As a lame and grimacing Roy Keane eased his frame across the touchline to be substituted on Tuesday, his manager offered a consoling arm around the shoulder. The image of the two, frozen in time for an instant, reminded you that it isn't just Sir Alex Ferguson who has provided the bedrock of Manchester United in recent memory, but his captain, too. "A driven bastard," Keane once described himself. It could apply to both during their 11-year association.

As a lame and grimacing Roy Keane eased his frame across the touchline to be substituted on Tuesday, his manager offered a consoling arm around the shoulder. The image of the two, frozen in time for an instant, reminded you that it isn't just Sir Alex Ferguson who has provided the bedrock of Manchester United in recent memory, but his captain, too. "A driven bastard," Keane once described himself. It could apply to both during their 11-year association.

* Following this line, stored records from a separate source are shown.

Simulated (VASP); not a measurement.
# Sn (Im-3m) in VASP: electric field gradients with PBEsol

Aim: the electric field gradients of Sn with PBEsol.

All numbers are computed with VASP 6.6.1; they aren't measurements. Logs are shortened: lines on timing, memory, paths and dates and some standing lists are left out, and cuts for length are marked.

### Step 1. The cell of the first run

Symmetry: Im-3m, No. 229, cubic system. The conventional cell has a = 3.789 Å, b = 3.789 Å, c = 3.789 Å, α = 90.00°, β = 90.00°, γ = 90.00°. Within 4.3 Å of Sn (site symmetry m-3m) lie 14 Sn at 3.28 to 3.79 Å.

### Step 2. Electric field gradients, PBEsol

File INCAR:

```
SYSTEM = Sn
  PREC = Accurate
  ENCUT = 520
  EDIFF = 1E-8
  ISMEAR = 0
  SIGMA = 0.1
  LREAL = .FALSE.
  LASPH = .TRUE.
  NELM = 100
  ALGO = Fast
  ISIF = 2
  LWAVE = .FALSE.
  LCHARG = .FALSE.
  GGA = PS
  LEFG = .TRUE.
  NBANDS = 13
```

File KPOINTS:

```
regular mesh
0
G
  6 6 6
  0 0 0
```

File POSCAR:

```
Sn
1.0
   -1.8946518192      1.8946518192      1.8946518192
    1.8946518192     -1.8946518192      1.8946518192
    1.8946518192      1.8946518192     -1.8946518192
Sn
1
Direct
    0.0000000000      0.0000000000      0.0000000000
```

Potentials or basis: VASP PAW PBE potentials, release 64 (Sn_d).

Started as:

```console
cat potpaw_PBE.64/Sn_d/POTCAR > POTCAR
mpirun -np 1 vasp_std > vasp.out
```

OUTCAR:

But are these couple of bastards still driven sufficiently to galvanise United towards a second Champions' League trophy for Ferguson and a first final appearance for Keane? The portents appear auspicious once more: a comfortable passage through the group phase and for the moment no League distraction (when could we last say that?). But perhaps, most pertinently, the form of Keane himself, who was, due to suspension, suited rather than booted for the 1999 final triumph against Bayern Munich.

If the Irishman's physical powers are on the wane, if he conducts a game using more of his cerebral powers than his cynically destructive ones, the warrior in him retains that essential blood-lust.

On Tuesday evening, his prompting and encouragement of a flourishing United attack, notionally consisting of a lone Ruud van Nistelrooy, though constantly supplemented by four rampaging midfielders, was as effective as the manner in which he parried the Lyon forward rapiers.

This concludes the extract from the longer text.